VANCOUVER -- Rafe Mair’s got a new book out. Like his previous best-selling tome Rants, Raves and Recollections, Still Ranting is too a collection of essays and columns written by British Columbia’s premiere political commentator. The subjects of his pieces are not just the mundane and dry political stuff like constitutional or electoral reform, or ‘uniting the right.’ Sure that stuff is in there, but there are also some interesting pieces on some of the other subjects that make Rafe tick, and makes him a most sought after voice in this country today.

His previous book started with an interesting piece where he looks at his life, and the fact he’s been a sort of late-bloomer in life. (His broadcasting career really took off in his mid-’50s, as did he begin to write prolifically.) In Still Ranting his opening piece is all about how at the age of 70, he’s finding himself “drifting left”. The voice of constitutional reform, who’s also called for BC separation and who’s supported Reform and the Canadian Alliance, is finding himself sympathetic to the voices of the left, and becoming, more and more, an unabashed environmentalist.

Rafe Mair is not a neo-conservative nut, like those you see in that Albertan mag The Report. He’s not even as right-wing as his regular fill-in Peter Warren. No, Rafe Mair, though perceived as one, is actually one of the more pragmatic voices around. He’s a rabid environmentalist who’s got the scars to prove it. He helped save the Skagit river in this province, he helped stop the gravel pit development here in the Lower Mainland, and his on-going battle against the provincial government over the lifting of the salmon farming moratorium has gained him much notoriety. On social issues like homosexuality, Rafe is pragmatic again. He states that though he doesn’t approve of the lifestyle, the teachings of Christ have taught him to love the homosexual as his neighbour.

I’ve long admired Rafe Mair. He’s been a voice that people listen to, not because they necessarily agree with him. Rather, they listen to Rafe’s daily pronouncements on his CKNW radio show because he is Rafe Mair. A former lawyer, politician, cabinet minister and columnist, Rafe Mair’s been heard to for nearly 30 years in this province’s, and this country’s media.
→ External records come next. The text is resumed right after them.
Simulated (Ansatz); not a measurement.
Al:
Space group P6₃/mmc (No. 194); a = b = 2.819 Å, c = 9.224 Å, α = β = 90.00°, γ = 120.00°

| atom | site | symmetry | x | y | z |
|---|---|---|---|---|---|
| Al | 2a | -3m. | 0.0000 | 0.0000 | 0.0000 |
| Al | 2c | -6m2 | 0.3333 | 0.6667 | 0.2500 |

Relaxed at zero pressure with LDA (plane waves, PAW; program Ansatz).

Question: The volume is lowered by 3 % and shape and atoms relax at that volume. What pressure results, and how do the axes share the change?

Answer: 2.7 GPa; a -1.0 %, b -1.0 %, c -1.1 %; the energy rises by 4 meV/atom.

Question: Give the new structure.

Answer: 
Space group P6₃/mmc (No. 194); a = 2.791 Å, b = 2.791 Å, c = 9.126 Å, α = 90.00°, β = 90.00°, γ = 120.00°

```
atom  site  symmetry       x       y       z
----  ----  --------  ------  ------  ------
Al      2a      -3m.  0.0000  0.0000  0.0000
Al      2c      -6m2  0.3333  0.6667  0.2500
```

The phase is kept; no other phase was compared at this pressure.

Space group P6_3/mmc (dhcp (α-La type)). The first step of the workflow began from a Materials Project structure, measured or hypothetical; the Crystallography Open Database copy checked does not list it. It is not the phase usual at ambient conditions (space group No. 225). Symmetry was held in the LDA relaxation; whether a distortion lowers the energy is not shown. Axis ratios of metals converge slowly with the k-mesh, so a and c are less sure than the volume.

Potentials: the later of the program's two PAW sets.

His boycott, earlier this year, of the Asper newspapers, inspired me in this space to call for my own boycott. At the house, we’ve cancelled our subscriptions to the Vancouver Sun, The Province, and the National Post, because I agreed with Rafe that the CanWest Global company was choking of democracy and free speech with the firing of Russell Mills and the suspension of Gordon Gibson. In an e-mail I got from him last week, Mair notes that he believes the Asper’s have gotten the message and that he himself has been reading the CanWest papers again.

One of the pieces I found particularly good, and much needed having studied British Columbian history at a post-secondary institution, is the lengthy piece entitled “The Life and Death of the Socreds.” Himself, a former cabinet minister in the Bill Bennett government, Mair has done a hell of a job recounting the rise and fall of the Social Credit party in this province. Mair, as a slight participant, narrates the rise of Social Credit with W.A.C. Bennett, through to the governments of Bill Bennett, and the party’s decline with Bill Vander Zalm.

Still Ranting is an interesting book. It’s got a piece on Tiger Woods to one on Rafe’s fond love of London. There’s a piece on his affection for books, and another on his admiration for former British prime minister John Major. (Who, interestingly enough, confirmed this past weekend that he had a “shameful” four year affair with a fellow cabinet colleague.) This book is eclectic in its topics and thoroughly entertaining. Rafe Mair challenges the norms, sticking a proverbial stick in every wasp’s nest he comes across. Rafe’s rants make British Columbians and Canadians alike more informed. And we’re the better for it.

Still Ranting is published by Whitecap Books and sells for $19.95.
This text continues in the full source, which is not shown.